September 2011. The picturesque fishing village of Georgioupolis is situated on the north coast of Crete, between the cities of Rethymnon and Chania. Although a popular spot for vacationers, I’d been encouraged to hear that it had managed to retain an air of sleepiness that guarantees a relaxing stay. And so it proved on arrival, with nine kilometres of spacious, quiet beach and a lazy restaurant/bar scene that literally demands its clientele to chill out, kick back and stare out into the ocean while you wait for those drinks.
September 2011. Georgioupolis Beach starts at the gorgeous little whitewashed church of Agios Nikolaos, the archetypal Greek fisherman’s chapel. It can be accessed via a rocky walkway that begins right on the sand and takes roughly eight minutes to reach its pretty front porch.

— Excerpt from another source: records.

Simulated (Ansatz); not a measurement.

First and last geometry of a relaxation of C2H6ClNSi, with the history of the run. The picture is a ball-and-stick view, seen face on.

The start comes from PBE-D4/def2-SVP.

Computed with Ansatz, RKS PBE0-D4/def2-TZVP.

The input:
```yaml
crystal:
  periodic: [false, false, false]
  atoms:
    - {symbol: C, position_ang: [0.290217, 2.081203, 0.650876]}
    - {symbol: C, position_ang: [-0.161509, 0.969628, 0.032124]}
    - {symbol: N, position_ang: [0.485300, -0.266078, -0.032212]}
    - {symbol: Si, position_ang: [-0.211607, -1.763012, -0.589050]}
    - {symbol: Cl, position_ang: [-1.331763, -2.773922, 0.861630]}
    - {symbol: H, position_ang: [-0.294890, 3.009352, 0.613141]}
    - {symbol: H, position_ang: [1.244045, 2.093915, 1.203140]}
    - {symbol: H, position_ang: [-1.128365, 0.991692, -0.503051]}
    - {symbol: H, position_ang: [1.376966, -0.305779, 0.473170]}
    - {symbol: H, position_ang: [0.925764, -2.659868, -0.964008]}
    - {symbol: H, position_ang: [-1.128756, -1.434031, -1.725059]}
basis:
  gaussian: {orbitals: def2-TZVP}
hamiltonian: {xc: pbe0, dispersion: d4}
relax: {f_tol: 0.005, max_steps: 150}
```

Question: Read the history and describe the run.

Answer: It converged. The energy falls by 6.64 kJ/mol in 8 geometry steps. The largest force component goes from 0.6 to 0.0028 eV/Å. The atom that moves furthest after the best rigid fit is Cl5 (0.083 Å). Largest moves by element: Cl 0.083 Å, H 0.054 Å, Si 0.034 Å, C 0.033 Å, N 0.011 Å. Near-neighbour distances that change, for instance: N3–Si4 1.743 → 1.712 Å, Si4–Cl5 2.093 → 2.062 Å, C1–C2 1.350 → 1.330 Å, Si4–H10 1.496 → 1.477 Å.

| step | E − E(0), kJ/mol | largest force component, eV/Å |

September 2011. With its jagged rocks and peppered pools of curious sea life, the walkway can be a tricky affair, so be sure to watch your footing! On arrival you can dip inside its tiny interior and light a candle, while the views out over the ocean and back across the beach and town are simply fantastic.
September 2011. This massive freshwater lake lies within easy reach of Georgioupolis. In fact, if you’ve got a few hours to spare, you could even walk! Somewhat hidden in a basin between its surrounding mountains, I was surprised to find the area wildly underdeveloped, though there were a few tavernas around and small boats for hire down at the marina. Look out for geese, terrapins, herons and kingfishers!
September 2011. At some point towards the end of the trip S and I decided to come back to Crete the following year. We’d been walking down Georgioupolis Beach at sunset performing our traditional shadow play routine when the idea hatched. Georgioupolis had been lovely and we’d also enjoyed a great day trip to the nearby city of Rethymno. Running my finger over a map of the island, the town of Sitia, situated in the northeast, jumped out and bit me on the nose.